What do you see as India’s problem with regard to water?
What do we mean when we say a city will run out of groundwater? Let me explain with the example of Bengaluru. Here in the centre of the city, groundwater levels have been consistently rising for a long time due to leakages from the piped water supply. At least in Bengaluru, a substantial proportion of groundwater recharging is happening from leaking pipelines. There is also leakage of sewage. In the centre of cities, very few people are pumping water, too. The groundwater level is quite shallow.
The bigger worry is our inability to manage our waste water. In almost every city, 75-80 per cent of the water that comes into the city is released as waste water. The consumptive water is substantial. Very little water is stored in bodies — almost everything is emitted one way or the other as waste water. The urban water problem to my mind is not one of not having enough water but not having enough clean water.

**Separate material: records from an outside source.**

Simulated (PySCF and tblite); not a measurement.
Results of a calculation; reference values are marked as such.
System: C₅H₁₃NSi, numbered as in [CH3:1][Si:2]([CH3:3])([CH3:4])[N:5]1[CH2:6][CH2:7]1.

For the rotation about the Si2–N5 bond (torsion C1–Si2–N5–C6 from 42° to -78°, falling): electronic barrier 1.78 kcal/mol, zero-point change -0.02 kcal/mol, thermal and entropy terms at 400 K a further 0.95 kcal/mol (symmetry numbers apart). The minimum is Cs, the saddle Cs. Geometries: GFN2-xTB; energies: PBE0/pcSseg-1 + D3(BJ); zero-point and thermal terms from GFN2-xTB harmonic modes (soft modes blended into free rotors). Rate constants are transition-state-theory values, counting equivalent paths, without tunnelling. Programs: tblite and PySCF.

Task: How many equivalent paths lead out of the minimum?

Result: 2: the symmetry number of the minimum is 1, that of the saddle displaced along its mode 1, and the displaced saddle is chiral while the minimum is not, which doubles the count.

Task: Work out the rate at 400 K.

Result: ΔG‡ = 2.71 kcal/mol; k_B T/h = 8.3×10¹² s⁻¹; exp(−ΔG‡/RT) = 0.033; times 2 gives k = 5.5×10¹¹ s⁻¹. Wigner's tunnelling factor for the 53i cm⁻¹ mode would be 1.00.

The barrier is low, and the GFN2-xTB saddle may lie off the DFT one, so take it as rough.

Even with the Har Ghar Jal scheme, we are focusing on water through taps but not looking at treating the water used and converted into waste.
The Ganga, Yamuna, Musi, Mutha, Adyar, Cooum — no matter which one you look at — are open drains. If you look at the Mississippi river in the US — and I know it’s not fair comparison because the climate is so very different — its water is used several times before it reaches the sea. The water is treated, reused, and subject to all kinds of secondary and tertiary treatment.
Why has this happened?
We have severely underinvested in waste water treatment. We charge for water a minimal amount and we don’t charge
anything extra for providing sewerage service. As a result, every water entity is cash-strapped.
How can we solve this problem?
We need to change our mind set. Start considering the possibility that waste water can be cleaned and reused in some way. We have to change the financing. Water utilities have no incentive as of today to invest in waste water treatment. This has to change.
It can be done through some kind of subsidy from the government, paying the utility for every litre of waste water treated to a certain set standard. Currently, whatever the government gives the utilities is not linked to any outcome.
This has to be done at the municipal level. At least in rich cities, you need
to get consumers to pay for sewage and waste water treatment. Operational costs can be met through user fees. Then, the government can separately create a fund to pay utilities for achieving certain targets.
In many countries, people are now treating and using their waste water very creatively. Better-off citizens must realise their obligations and start paying for such services. Those who cannot afford it can continue to be given free water and so on but those who can afford it must pay.
There is a second fundamental problem with our water utilities. They are staffed with only engineers or even retired engineers as consultants. There are very few public finance or environmental or social science professionals in these utilities. This doesn’t work. The approach has to be holistic.